So several days ago was my birthday
So what's new?
Nothing much
That was first time in my life when I bought myself cakes for my own birthday!
hahhaa!
People might call me pathetic but I just don't care
My adik laughed at me and I laughed oso! 😂
I intentionally set my birth date in my Facebook from public to private
So no one gonna get notification for my birthday
I have no rigid reason
Probably I just want to hide from getting overwhelm wishes
I just shy
Yes simply..shy
In the morning, I woke up with no wish from my family hahhaha
Yes cuz they can't see the notification in Facebook
This is exactly my family's ambience
We rarely celebrate this kind of occasions and I'm totally okay with that
It's fun that only my closest friend WhatsApp me to wish,
they probably remember or do they set reminder on their phone?

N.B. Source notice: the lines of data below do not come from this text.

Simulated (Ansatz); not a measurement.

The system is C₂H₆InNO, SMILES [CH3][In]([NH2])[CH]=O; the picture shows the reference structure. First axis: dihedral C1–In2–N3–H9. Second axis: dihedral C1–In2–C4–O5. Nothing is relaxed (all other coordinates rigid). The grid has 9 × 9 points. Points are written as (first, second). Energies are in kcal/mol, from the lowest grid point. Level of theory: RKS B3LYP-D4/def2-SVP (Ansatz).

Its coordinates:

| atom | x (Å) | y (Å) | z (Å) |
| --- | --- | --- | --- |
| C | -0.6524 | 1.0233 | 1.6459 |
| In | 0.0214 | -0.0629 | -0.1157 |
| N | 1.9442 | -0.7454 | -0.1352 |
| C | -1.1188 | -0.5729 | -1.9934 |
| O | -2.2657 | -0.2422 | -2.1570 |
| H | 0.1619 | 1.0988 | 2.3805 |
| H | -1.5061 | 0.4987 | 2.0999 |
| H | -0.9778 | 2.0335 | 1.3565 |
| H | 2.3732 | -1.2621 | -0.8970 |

Whatever it takes, I'm so happy to received the wishes
Let's call it a day after I got a wish from important person in my life 💓
While washing the dishes I asked my mom, what day is today?
She said..."ahad la..."
I replied..."mak..hari ni hari jadi kami la"
My mom came and asked if I'm serious and I laughed
I ask my mom, what cake she like to eat
Then I went to secret recipe and get my mom's favorite chocolate cake
Actually I did this in prior before others did
I don't want them to get those for me
Last year my sister surprised me with a bouquet of Cadbury and cupcakes
So I worried that she might do the same this year cuz I don't want to bother anyone,
as I dislike celebration and fancy surprised or anything related to it
I personally don't favor people sing birthday song and recording me cuz I feel as if I'm a kid 😅
It's fine back then when my friends did and I was enjoyed pranking and stuff
When I'm getting older, I no longer wait people to celebrate my birthday
I learned to give myself present and treat other for meal instead
My friend said, it is a 'selflove' but I guess it is 'actual freedom'
This year, I constantly giving the best for my own self but not beyond my means
That is why didn't I expect anything from people around me
However, I did received 3 birthday gifts this year which I think it is uncommon
Hahahah Alhamdulillah
I'm more than happy
I don't deserve their kindness
When I woke up in the morning of my birthday,
I suddenly remembered what this world takes me along my 20++ years
But I don't feel like pouring it all here cuz it might take a week to finish
plus there's nothing exceptional
I'm living in my own simple life
Having some ups and down moments
So there is nothing much to share regarding my own journey
Someone I knew once questioned about a well-known young national author
who write books of his own life,
"why did that author wrote books about himself?
Is his life better than anyone else that he need to write about it for inspiration?'
Correct...everyone went to school, pass and failed during the exam and stuff,
what makes his story soo different and special?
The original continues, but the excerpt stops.